-->
In our previous discussion on FinOps Sucks, FinArch Works we mentioned that the cloud should be viewed as a single supercomputer. With the widespread adoption of high-performance networks, the bandwidth between cloud nodes now surpasses the local disk read/write speeds of the previous generation of physical servers. From this point on, the cloud should no longer be seen as a cluster of virtual machines but as a supercomputer with virtually unlimited resources. (This is actually a consensus among cloud computing practitioners worldwide.) However, many practitioners might only understand this superficially. Understanding how to view the cloud is the key difference in designing cloud-based software.
Treating the cloud as a single computer versus treating it as a cluster of virtual machines makes a huge difference. Let’s explore these differences.
In a distributed cluster, services are deployed, whereas, in a single operating system, programs are installed. Services are always running, while programs are triggered by events. Here are the details:
Services remain online once deployed, while programs start only when triggered. Services focus on runtime performance without concern for startup speed, whereas programs need to start quickly. For example, your grep command shouldn’t take 5 seconds to warm up.
Services are stateful and provide services through interfaces; programs are stateless and operate via input and output.
Even with Kubernetes, services can only scale proportionally, with each unit needing equal resources. Programs, however, can scale resources on-demand without proportionality.
Services aim to optimize single-instance performance as they occupy static resources, while programs aim to minimize total resource usage over time since they don’t persistently consume resources.
Maintaining a set of distributed services versus maintaining a program on an operating system differs significantly:
For cross-cluster applications, we maximize commonalities to avoid code changes during deployment. Cross-OS, we utilize different APIs provided by the OS, encapsulating logic to handle differences. For example, high-performance network programs use epoll on Linux, kqueue on BSD, and IO completion ports on Windows.
In a cluster view, VMs are like servers and should be treated like physical servers, hosting multiple services. However, if viewed as a process, a VM should host a single service with minimal configuration.

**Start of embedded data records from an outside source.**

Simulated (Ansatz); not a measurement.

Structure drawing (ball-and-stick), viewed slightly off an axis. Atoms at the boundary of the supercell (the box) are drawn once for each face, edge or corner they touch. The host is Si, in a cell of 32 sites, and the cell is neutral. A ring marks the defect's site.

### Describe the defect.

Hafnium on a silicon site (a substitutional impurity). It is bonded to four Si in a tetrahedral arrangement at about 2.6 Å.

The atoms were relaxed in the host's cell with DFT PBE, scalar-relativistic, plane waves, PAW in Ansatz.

From a process perspective, AWS Lambda functions start quickly but typically have lower hardware specs. VMs should be seen as processes with more compute and memory resources, stronger local storage, and longer runtimes.
Code is constantly updated. Upgrading running services involves preparatory and follow-up tasks, whereas upgrading a program is simpler, akin to software upgrades on an OS. Since programs have limited lifecycles, starting with new code suffices for upgrades.
Services ensure the security of interface calls, often by restricting IP access—a simplistic approach prone to leaks as deployments change. A temporary application program secures itself and its dependent data permissions to ensure security.
Services require extensive code-level isolation to handle multiple users sharing the same service, ensuring one user doesn’t monopolize resources. In contrast, each user’s application operates as its own process, with inherent data and resource isolation provided by the cloud OS.
Clusters manage assets and resource-to-business relationships using CMDB. However, viewing the cloud as an OS means businesses can’t provide static server states for CMDB management. Resource usage is dynamic, tracked through logs and billing services.
Services typically monopolize the server/container’s resources. In an OS, even a daemon program uses minimal resources, only allocating what’s needed on demand.
Abstracting and analogizing are steps we use to understand new concepts through our experiences. Our cognitive abilities determine how we abstract and analogize.
Given that operating systems are one of the greatest abstractions in computer science history, designing cloud systems from the “cloud is the new computer” perspective fully leverages cloud elasticity and native services, minimizing resource waste. The What is the a CloudFirst architecture? proposed in Cloud-First Architecture is based on this abstraction. Interestingly, the cloud is not just a computer but a NUMA-architecture computer. Best practices for using the cloud are akin to programming on a NUMA-architecture supercomputer. We’ll delve into more details in later articles in this series.